Despite President Erdogan’s apparent desire to embrace orthodox economics – after years in which his insistence on ultra-loose monetary policy even at a time of rapidly rising prices has stoked high levels of inflation – Turkey continues to face several economic challenges. Inflation reached 58.8% in August. The Turkish Lira continues to trade at or near record lows against the US Dollar. While the appointment of a credible Finance Minister and Central Bank Governor has raised hopes that change could be on its way, the immediate outlook for the Turkish economy looks bleak.
In the midst of this turbulence, however, the Istanbul Stock Exchange has emerged as a safe haven for both local and foreign investors. The Borsa Istanbul is up almost 45% so far this year in both local currency and dollar terms and was one of the best performers last month amongst peers, a month in which emerging markets slumped by an average of 6%.

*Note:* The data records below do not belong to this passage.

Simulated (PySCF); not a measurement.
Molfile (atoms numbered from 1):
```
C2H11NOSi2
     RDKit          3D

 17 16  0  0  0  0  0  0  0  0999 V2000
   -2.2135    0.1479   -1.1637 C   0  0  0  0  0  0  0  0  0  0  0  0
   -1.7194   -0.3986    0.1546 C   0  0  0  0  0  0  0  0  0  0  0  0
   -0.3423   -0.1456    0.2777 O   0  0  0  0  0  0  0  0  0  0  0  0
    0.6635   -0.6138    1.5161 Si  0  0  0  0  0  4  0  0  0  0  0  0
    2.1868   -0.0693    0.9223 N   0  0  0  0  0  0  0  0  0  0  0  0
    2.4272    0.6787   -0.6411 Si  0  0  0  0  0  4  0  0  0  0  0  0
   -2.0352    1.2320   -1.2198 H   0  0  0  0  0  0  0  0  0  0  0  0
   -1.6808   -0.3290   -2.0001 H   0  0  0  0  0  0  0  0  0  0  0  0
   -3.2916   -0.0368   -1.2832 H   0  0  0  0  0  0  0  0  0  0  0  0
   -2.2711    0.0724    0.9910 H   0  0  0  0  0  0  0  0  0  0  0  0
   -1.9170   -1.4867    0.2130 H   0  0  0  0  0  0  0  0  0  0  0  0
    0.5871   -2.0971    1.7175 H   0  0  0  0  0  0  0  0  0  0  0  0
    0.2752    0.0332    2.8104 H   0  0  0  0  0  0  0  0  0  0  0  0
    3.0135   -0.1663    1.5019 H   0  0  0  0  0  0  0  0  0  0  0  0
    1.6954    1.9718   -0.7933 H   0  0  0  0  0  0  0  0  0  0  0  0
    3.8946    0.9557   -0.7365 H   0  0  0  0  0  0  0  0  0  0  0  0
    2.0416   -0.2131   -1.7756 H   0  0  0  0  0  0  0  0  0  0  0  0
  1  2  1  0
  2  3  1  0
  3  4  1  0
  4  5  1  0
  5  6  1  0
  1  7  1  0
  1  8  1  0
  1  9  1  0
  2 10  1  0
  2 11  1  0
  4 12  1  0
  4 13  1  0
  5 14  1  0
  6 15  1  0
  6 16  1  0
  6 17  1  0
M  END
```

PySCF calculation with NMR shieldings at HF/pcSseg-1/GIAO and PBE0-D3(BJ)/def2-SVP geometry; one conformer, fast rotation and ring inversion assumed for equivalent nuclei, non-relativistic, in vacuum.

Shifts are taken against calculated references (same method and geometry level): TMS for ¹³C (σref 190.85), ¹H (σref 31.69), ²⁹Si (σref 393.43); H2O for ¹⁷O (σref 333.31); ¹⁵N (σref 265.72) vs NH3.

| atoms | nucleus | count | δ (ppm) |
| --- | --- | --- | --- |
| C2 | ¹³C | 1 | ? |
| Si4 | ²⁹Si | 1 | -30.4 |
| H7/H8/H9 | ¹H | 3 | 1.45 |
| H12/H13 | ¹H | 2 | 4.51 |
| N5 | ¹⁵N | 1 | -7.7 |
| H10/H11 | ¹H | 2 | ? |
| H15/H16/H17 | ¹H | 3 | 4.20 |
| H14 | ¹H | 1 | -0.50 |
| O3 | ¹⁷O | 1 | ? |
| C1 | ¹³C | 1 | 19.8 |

Locals are turning to equities to hedge themselves against rapidly rising prices and a depreciating Lira, both of which are eating away at the real terms value of their cash assets. Stocks are usually attractive for investors looking to hedge against inflation because as long as companies can pass on higher costs to consumers, as is usually the case, stocks values incorporate the effect of higher prices.
Similar trends have emerged in other emerging markets which are suffering from similar economic issues. In Egypt, inflation is currently running at 36.5% and the Egyptian Pound has dropped to record lows against the dollar. The Cairo Stock Exchange has hit record highs as local investors flock to preserve the value of their assets. In Nigeria, too, the naira has plummeted and inflation continues to soar. The Nigerian All Share Index has responded by making gains of almost 30% in local currency terms since the start of the year. Argentina’s Merval stock index strengthened by almost 50% in August alone. In all these countries, equities seem to be serving as a safe haven against rising prices and currency depreciation.
While the strong performance of the Borsa Istanbul can partly be put down to local investors’ malaise at domestic economic troubles, there may also be more positive reasons for the exchange’s rise. Foreign investors and international institutions are taking a greater interest in Turkish markets as risk conditions improve and Ankara commits to policy normalisation.
The spread of five year credit default swaps, the best gauge of risk in Turkish markets, has fallen almost 7% in the last month alone to 375.56, which implies a 6.28% probability of default. The global credit ratings agency Moody’s has suggested that Turkey could be on course for a ratings upgrade given the progress it has made on addressing its economic woes and bringing its policies in line with international norms.
Turkish equities could therefore be seen as discounted, with international investors keen to purchase them now before Turkey’s recovery gains speed and more investors come into the market. In May, valuations on the Borsa were only at roughly 5 times earnings, but they have since rallied to 10 times projected earnings. Relatively few international investors have any exposure to Turkey at all because the country accounts for only 0.5% of the MSCI Emerging Market Index. The Borsa’s rally suggests that this could change but for now, it seems there are strong buying opportunities for investors with an interest in Turkey and the Middle East.
Turkey has taken several practical steps to boost its stock exchange. Earlier in the year, the country’s sovereign wealth fund, TVF, announced it would channel at least $1 billion into the Borsa Istanbul via an array of ETFs in a bid to support Turkey’s equities market. It seems the need for public intervention is over, however, as the Borsa continues to make strong gains in its own right. While the history of President Erdogan’s time in government shows he can change course in an instant, the current trajectory is certainly positive for Turkish equity markets.